And lo the NFL Week officially begins in the manner it always does, with the arbitrary ranking of all 32 teams based on criteria I have invented in my own head.


We have a new No. 1 and plenty of movement in the Top 10 as the entire hierarchy of the AFC has taken a serious shuffle over the last month. The bottom of the rankings are almost set in stone, with no reason to move anyone up or down from their basement dwelling positions.
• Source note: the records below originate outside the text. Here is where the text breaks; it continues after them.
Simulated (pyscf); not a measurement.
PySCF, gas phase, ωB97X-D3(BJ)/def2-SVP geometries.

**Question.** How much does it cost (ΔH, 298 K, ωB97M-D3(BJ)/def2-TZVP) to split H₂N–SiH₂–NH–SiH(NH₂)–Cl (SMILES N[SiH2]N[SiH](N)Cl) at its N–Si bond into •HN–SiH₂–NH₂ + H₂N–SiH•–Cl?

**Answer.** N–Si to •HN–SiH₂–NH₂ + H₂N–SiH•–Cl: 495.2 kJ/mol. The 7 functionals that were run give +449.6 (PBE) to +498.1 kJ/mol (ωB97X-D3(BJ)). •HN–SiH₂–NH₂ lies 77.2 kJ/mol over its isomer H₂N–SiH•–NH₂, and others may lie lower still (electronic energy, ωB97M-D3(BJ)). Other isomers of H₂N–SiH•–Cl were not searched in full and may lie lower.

Jalen Hurts is not only in the MVP conversation, he’s got to be leading it. Somebody who made a Hail Mary futures bet in the preseason is about to cash in. Hurts has 29 total touchdowns, more than 3,000 total yards and a quarterback rating of 108.3. I would have predicted that this team was going to hit a San Francisco sized brick wall in the playoffs, but recent events have made that far less likely. Philly looks like they should be the NFC’s Super Bowl representative, which means they’ll probably get upset by the Giants or Seahawks, a team that will get absolutely destroyed in Super Bowl LVII.

Last week: No. 2


  1. SAN FRANCISCO 49ERS (8-4)

The Niners are No. 2 right now, but I expect them to take a precipitous dive starting this week. The idea that Brock Purdy is going to step right in and play winning football over the next five weeks is funnier than any joke I could come up with. It’s possible that Jimmy Garoppolo could return in time for the NFC Divisional Round, but I don’t know what good that’ll do the Niners who will be watching it on their Barcaloungers. Purdy is the only “Mr. Irrelevant” in NFL history to throw a touchdown pass in an NFL game, by the way. So go ahead make him a plaque for that, because he ain’t getting a ring of any kind. The real shame is, if they don’t make the playoffs, it’ll probably kill a legit Defensive Player of the Year run from Nick Bosa who is first or second in every DL stat category in the league.

Last week: No. 3



That third down pass to Tee Higgins, under intense pressure and with Higgins covered like a blanket, should end all Joe Burrow vs Justin Herbert arguments forever. The dude went No. 1 overall for a reason. And that’s not even a knock on Herbert. Burrow is just that guy. More good news this week for Cincy too heading into the stretch, Joe Mixon should be back.

Last week: No. 9



Sometimes the NFL all comes down to match ups and the Bengals obviously have a match up advantage over the Chiefs. Kansas City better hope another team knocks Cincy out of the playoffs or they might be watching the Super Bowl on TV again.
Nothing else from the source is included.